Audio_Overlay_Filter_using_FFmpeg

This repository is an attempt to develop an efficient Audio Overlay Filter using the FFmpeg library and system function in C, which will enable users to mix samples in a stream with other samples at any point in the stream as specified by the user. The filter will provide users with several options, including Position, Loop_Time, Gain_of_Base, and Gain_of_Overlay. It will also include auxiliary features such as fade in, fade out, crossfade, time stretch, and best sync point.

User Options

I plan to introduce the following options for the users

 Position 
 Loop_Time
 Gain_of_Base
 Gain_of_Overlay 
 Silent

Auxiliary features

Fade in Fade out options for the Overlay
Crossfade
Time stretch
Best Sync Point

Explanation of the features :

Main features

Position : This will be a number in  milliseconds where the user wants to insert the overlay file.

Loop_Time :  Number of times the overlay will be used. If the net length of overlay  exceeds the base audio  length, the overlay will be trimmed to match the base audio length.

Gain_of_Base : Gain of the base audio.

Gain_of_Overlay: Gain of the overlay audio.

Silent : Make base audio silent while overlaying.

Auxiliary features that can be added :

Fade in Fade out:

FFmpeg's afade filter is capable of applying fade-in and fade-out effects to input audio streams. Additionally, it offers several options to modify the volume of the audio during the fade-in effect as shown below. We can incorporate this afade filter to give a fading in/out effect to our overlay filter.

Crossfade :

If we are using the silent option to mute the base audio while overlaying we can add a crossfade for a smoother transition from the base audio to the overlaying audio. FFmpeg has a acrossfade filter. We can also create our own filter.

We can use a technique called Optimal Tempo Adjustment which automatically generates a smooth Song to Song transition

This algorithm of a Mixing System with Optimal Tempo Adjustment is given in the following paper

https://ismir2009.ismir.net/proceedings/PS1-14.pdf

Also, when two songs are played back-to-back and the strong beats are adjusted to match the weaker beat of the other song, it can create a jarring listening experience. To avoid this problem, a cross-fade technique is proposed in the above paper, which involves computing the cross-correlation of the beats of the songs within the crossfade range. This helps to seamlessly blend the two songs together, without causing any discomfort to the listener.

Time stretching:

Time stretching refers to the technique of altering the speed or length of an audio signal, while maintaining its original pitch. We can incorporate FFmpeg atempo filter for this purpose.

Best Sync Point:

We can mix the two audio files, the base and the overlay, based on their beats. To achieve this, we can utilize a function that determines the optimal synchronization point between the two audio files before mixing them. This function will take the beat samples of both the top and bottom files as well as the maximum sample to be mixed.

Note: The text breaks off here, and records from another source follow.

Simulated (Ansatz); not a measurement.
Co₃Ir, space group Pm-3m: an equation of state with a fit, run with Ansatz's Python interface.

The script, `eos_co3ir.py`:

To calculate the best synchronization point, the function will slide the beat samples of the overlay file over the beat samples of the base file, while measuring the number of matches between the two files within a given offset.

The algorithm will be like this. First we will initialize a variable called "best_sync_point" variable to zero, which represents the most favorable synchronization point found so far. We will then iterate through each possible synchronization point in the received signal, calculating the correlation coefficient between the reference signal and the received signal at that point. The correlation coefficient determines the similarity between the two signals at a particular time offset.

In summary, this algorithm functions by comparing the correlation coefficient between the reference signal and the received signal at every possible synchronization point. It then selects the synchronization point that maximizes the correlation coefficient as the optimal synchronization point.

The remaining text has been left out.